SPOILER: the plot thickens in ep.s 4 & 5
Seriously, this is a spoiler for episodes 4 & 5, do not read if you have not seen it.
The group after many years sees some new people, who follow them home, and seems to want to be helpful, but their leader Charlie turns out to be a psycho. He wins some affection and confidence by helping to drill a well for the group, but as he rises in status, his poisonous personality is exposed as he assaults Evie.
The setup for this plot twist seems fake. Why would Charlie go out of his way to show he is a criminal who wants to take over the group and abuse everyone, and why would he be so confident that the group would do nothing in response? So, taking that for granted the group talks over what to do about it.
The regretfully unanimously decide Charlie must die. Ish goes out to talk to him ... stupidly armed with a hammer, but backed up by the group with guns. Charlie torments and provokes him more - and Ish kills Charlie by beating him to death, which no one hears or finds out about until the next morning.
My question was, subsequently Ish has conflicts with his conscience that shows up over and over again, he has questions or doubts about executing Charlie who has committed crimes and as much said he is not going to leave and that he will take over the group and do the same thing to Ish's wife.

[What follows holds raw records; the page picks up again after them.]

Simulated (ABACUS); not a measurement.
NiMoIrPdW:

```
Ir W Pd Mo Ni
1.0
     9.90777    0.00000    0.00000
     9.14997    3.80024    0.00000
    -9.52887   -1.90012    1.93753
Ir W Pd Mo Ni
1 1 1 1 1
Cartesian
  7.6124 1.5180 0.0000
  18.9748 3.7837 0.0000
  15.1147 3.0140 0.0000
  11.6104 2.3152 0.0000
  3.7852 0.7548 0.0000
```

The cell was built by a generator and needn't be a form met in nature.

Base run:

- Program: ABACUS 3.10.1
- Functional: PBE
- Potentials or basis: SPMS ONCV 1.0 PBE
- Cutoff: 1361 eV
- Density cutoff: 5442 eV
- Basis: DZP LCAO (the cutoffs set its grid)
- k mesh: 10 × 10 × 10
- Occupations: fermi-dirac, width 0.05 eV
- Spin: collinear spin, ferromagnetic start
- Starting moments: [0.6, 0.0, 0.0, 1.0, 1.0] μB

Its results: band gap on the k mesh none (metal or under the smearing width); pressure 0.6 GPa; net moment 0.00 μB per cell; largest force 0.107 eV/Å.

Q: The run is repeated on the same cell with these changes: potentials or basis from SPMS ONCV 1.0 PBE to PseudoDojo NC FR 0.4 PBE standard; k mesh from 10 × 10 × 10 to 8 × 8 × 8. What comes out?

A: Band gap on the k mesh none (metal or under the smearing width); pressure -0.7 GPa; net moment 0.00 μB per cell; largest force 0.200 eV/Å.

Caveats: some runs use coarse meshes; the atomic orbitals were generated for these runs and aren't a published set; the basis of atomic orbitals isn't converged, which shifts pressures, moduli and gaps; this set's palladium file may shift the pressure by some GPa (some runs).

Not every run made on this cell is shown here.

Do the writers overdo it on the second-guessing and remorse or doubt that Ish has. I try to put myself in that situation and it is frontier justice, it had to be done for the benefit of everyone. If I had had to kill Charlie, after all of the threats he spewed, I would not worry about it for a minute after that. I don't know that I would have even gone down and tried to talk to him, and in fact it might have been necessary to remove the threat from all of the other men in that group. In primal situations seems like you cannot waffle about right and wrong. Probably why in the American West, at least in the movies people are so carefully polite to each other - if one cannot show respect, they deserve to be watched carefully.
So, why do TV and movie writers dwell on this so much?